Not Superhuman.
Just Surrendered.
Welcome to She Believes!
❤️ Thank you for stopping by this little corner over here in Michigan! ❤️
I’m Gabby! And simply put, I’m a momma of two, a wife to an amazing man, and deep down — just a little girl who loves Jesus and wants Him to shine bright in her life.
My heart is for the young Christian wives who desire joy-filled homes and marriages handcrafted by our Heavenly Father.
For the past few weeks, I’ve been journeying through the passage of The Virtuous Woman because of a recent conversation I had with the Lord.
And I’m so happy for you to read my new post: Not Superhuman. Just Surrendered.
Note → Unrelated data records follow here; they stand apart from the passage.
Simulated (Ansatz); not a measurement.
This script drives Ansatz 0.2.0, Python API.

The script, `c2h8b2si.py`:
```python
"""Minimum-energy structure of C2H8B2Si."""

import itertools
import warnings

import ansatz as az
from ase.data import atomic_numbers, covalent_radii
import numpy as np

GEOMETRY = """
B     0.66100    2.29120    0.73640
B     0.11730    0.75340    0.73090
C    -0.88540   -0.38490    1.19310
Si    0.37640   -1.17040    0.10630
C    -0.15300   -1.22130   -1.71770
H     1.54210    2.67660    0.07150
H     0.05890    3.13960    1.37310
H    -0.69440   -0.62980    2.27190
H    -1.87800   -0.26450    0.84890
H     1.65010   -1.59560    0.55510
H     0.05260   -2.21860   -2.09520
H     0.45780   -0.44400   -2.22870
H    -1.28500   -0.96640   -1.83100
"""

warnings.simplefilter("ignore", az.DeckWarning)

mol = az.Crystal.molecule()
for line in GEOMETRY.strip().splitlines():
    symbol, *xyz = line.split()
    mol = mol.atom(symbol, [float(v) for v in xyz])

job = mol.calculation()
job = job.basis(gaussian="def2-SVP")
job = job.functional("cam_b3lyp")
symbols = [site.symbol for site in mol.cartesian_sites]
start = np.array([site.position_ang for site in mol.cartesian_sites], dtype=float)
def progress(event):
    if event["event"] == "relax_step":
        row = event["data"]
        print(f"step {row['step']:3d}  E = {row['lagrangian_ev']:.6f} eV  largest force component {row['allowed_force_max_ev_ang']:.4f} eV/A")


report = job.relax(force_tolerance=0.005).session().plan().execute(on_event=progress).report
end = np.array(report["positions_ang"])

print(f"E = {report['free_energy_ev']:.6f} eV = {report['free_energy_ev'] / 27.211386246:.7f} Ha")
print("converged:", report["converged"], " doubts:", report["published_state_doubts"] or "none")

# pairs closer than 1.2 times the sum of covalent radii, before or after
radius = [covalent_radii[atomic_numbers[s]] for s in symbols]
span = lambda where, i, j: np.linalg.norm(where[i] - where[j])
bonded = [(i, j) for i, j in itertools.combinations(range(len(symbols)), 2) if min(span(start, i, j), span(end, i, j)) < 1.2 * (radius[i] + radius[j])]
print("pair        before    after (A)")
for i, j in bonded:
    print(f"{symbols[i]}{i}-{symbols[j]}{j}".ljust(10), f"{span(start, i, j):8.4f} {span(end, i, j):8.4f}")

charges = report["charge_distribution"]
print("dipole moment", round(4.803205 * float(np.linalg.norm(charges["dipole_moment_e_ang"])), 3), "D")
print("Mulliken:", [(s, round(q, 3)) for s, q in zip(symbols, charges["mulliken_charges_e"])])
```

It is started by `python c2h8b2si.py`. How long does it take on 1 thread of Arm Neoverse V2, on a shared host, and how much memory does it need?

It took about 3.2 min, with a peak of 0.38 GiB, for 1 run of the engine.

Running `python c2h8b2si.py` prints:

✨I pray it encourages you! ✨
Since the summer, I’ve felt the nudge by the Lord to live a life worthy of Him (Colossians 1:10).
Now, this wasn’t a new nudge.
— It was a deeper nudge.
I used to grow up thinking that I had to experience hearing God the way many of the people we read about in the bible did.
I’d have this thought that God has to shake me to open my eyes to something He’s doing in my life.
I’ve now realized that because His Son lives on the inside of my heart, He responds to me the way He responded to His Son.
So, this nudge was compelling. Called. And lovingly impressed on my heart.
It was an invitation to an adventure in discovering more about Him.
More about this abundant life through Jesus.
And more about His plans for me.
But to be completely honest: I felt disqualified for this conversation.
I’d made so many excuses and reasons for my slothfulness that I believed the story I created instead of the testimony God was shaping my life to be through Christ Jesus.
I felt like a disappointment because I was trying to do all these productive and professional things I thought would really enhance my kingdom stride.
But I discovered that I’d been living on a side of the fence with no aim or direction.
Sure, I had goals. But where would these goals take me? Would they pave the way for me to store treasures in heaven? Or simply on earth?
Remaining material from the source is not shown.